Control Room

Review by DeAnander
I do not watch Corporate Amurkan TV so I have not been exposed to much of the US wartime wurlitzer, except in airports where I try to sit as far as possible from Dear Leader’s propaganda loudspeakers. So when I watched Control Room for the first time this week, I was exposed not only to Al Jazeera as a new media experience, but to American wartime TV as well.
I reproduce here an email sent on the following day which recaptures my immediate response to the film.
watched Control Room last night and almost couldn’t stand sitting through the STUPID blather from the CENTCOM droids. I mean, it’s not just that it’s a load of old cobblers, as my granddad would have said — it’s that it’s so bloody obviously a load of old cobblers, so downright dumb-as-paint S*T*U*P*I*D that you wonder how the mouthpieces can recite it without coming to a sputtering halt and laughing their asses off. and watching the tame US press eat it all up obediently with their little clipboards and notepads… gawdamighty, Ed Murrow must be spinning fast enough in his grave to be used as a bore drill.
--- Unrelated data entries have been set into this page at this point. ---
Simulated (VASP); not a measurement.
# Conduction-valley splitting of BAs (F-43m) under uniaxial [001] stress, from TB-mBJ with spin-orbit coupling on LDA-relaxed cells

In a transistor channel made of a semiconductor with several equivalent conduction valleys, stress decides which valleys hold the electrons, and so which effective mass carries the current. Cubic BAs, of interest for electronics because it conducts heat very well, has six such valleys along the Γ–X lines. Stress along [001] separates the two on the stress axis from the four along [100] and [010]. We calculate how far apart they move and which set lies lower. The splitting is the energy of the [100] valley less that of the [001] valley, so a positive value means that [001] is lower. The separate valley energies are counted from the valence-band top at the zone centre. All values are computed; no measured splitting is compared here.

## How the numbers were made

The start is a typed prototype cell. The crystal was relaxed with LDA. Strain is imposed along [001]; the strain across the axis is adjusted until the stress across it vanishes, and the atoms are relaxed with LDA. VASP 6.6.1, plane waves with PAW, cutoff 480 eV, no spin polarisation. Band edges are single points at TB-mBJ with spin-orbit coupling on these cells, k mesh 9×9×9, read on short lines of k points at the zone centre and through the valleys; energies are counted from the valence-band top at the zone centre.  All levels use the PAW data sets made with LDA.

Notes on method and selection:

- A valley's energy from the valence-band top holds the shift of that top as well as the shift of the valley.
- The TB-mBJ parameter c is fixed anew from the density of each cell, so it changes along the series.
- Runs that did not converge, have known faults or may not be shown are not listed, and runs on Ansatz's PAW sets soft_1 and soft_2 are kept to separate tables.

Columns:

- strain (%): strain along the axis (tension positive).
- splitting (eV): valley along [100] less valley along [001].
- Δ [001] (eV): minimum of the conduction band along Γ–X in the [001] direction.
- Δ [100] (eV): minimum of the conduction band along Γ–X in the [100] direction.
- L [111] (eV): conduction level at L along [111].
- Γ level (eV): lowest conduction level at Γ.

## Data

maybe they selected their screen personalities carefully, but the overall impression one is left with is that the Al Jazeera crowd — some likable and some not so likable [their managing director struck me as a real organisational snake] — are intelligent . . . wearily, bemusedly, ironically intelligent. and the Americans are, to the last one, so stupid they make your teeth hurt. the newscasters, the reporters, the military mouthpieces, the soldiers — dumb dumb dumb and dumber. I had not seen before the footage of the hapless maintenance corps personnel who were taken captive, being asked “Who are you, how old are you, where do you come from, why have you come from _____ to Iraq?” — the terror on their faces, in their eyes darting from one captor to another, was almost unbearable to watch — and their ignorance, their total cluelessness about what the hell they were doing there, other than “bringing democracy to the Iraqi people”.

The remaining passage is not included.